The government should move to form a 'Banking Enquiry Commission' immediately to address the problems and irregularities that are 'eating away' at Bangladesh's financial sector, says an expert.
"The core problem in our banking sector today is a lack of good governance," former Deputy Governor of Bangladesh Bank Khondkar Ibrahim Khaled told a function arranged Sunday in Dhaka on a BIBM Research Almanac focused on the state of banking in the country.
"This is obvious that the banking sector is not running well. The problems have already been pinpointed and it is high time to act," said Mr Khaled, who had led one of recent probe bodies on financial-sector scam, namely stock-market manipulation and debacle.
In this context, he mentioned that the Finance Minister had already said that he would not form a Banking Commission right now. "But even if that is not possible, a Banking Enquiry Commission, at the very least, should be formed," the former Deputy Governor of the central bank said.
"Having such a commission would help us to get out of the problems that are eating away at our banking sector," he told the technical session of the daylong programme organized by Bangladesh Institute of Bank Management or BIBM.
Earlier, during the inaugural session of the event, Finance Secretary Mohammad Muslim Chowdhury asked the banking sector to get ready for increased technological changes that would happen within the financial sector in the years ahead.
"Human interface is already getting minimized, and within five to ten years time, most of banking operations will shift from human interface to technological interface," the Finance Secretary told the meet.
He said the time has come to ponder whether the term banker will exist in the near future or not.
"In this context, there are needs for increased research in our banking arena on the fintech issue and its possible impact."
Afterwards, a series of keynote papers on various research topics conducted by BIBM were presented at the event, in the institution's bid to focus on variegated issues facing banks and on possible remedies.
In a keynote paper called "Sustainability Reporting Practices in Banks of Bangladesh", the researcher pointed out that out of total of 30 listed banks in Bangladesh, only 15 had made separate sustainability disclosure in their corporate annual reports in between 2011 and 2015.
In this context, researchers said that the central bank should give pragmatic policy and motivational support apart from confirming publication of report by all banks.
Another research paper on the status of Fund Transfer Pricing in the commercial banks of Bangladesh showed that around 58 per cent of the country's banks have no FTP policy.
A faulty FTP methodology or a biased framework will send wrong signals by creating an unintended balance-sheet structure in the form of disproportionate mix of asset portfolios on the asset side and liquidity holes on the liability side, researchers said.
Therefore, banks in Bangladesh should implement matched maturity well-responsive FTP Framework by eliminating overreliance on offline systems requiring manual intervention and by revising the simplistic assumptions in the implementation of the FTP framework, they added.
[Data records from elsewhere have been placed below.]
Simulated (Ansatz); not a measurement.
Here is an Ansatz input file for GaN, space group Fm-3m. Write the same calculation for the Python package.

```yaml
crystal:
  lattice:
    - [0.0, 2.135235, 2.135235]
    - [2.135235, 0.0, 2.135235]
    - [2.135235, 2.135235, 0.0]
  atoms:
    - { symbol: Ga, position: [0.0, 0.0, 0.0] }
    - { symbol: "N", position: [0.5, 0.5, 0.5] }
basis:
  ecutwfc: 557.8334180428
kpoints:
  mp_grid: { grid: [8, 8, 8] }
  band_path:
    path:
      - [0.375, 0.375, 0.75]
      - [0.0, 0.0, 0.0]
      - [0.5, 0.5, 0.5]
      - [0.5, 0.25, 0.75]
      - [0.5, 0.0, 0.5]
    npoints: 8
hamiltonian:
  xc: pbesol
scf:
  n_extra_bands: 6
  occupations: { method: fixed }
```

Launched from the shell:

In another keynote paper entitled 'Addressing Disaster Risk by Banks: Bangladesh Perspective', researchers showed that although Bangladesh is among the top five vulnerable countries on earth, the proportion of insured risks appeared to be even much lower than the Asian average.
In this context, they observed that a developed insurance market and attractive targeted insurance products might be the solution.
In addition, researchers at the event also identified a lack of board-level awareness about the magnitude of the impact of implementing Basel III as a challenge facing banks in Bangladesh.
"Basel-III requires the involvement of the senior management in the process of identification, evaluation and mitigation of risks," said a keynote paper titled 'Impact of Basel Accords in the Banking Sector of Bangladesh'.
"The senior management and the board members may use some sort of supervisory and monitoring techniques to ensure the technical and other executives are engaged in risk-mitigation activities and the board is satisfied with the action taken by them," it added.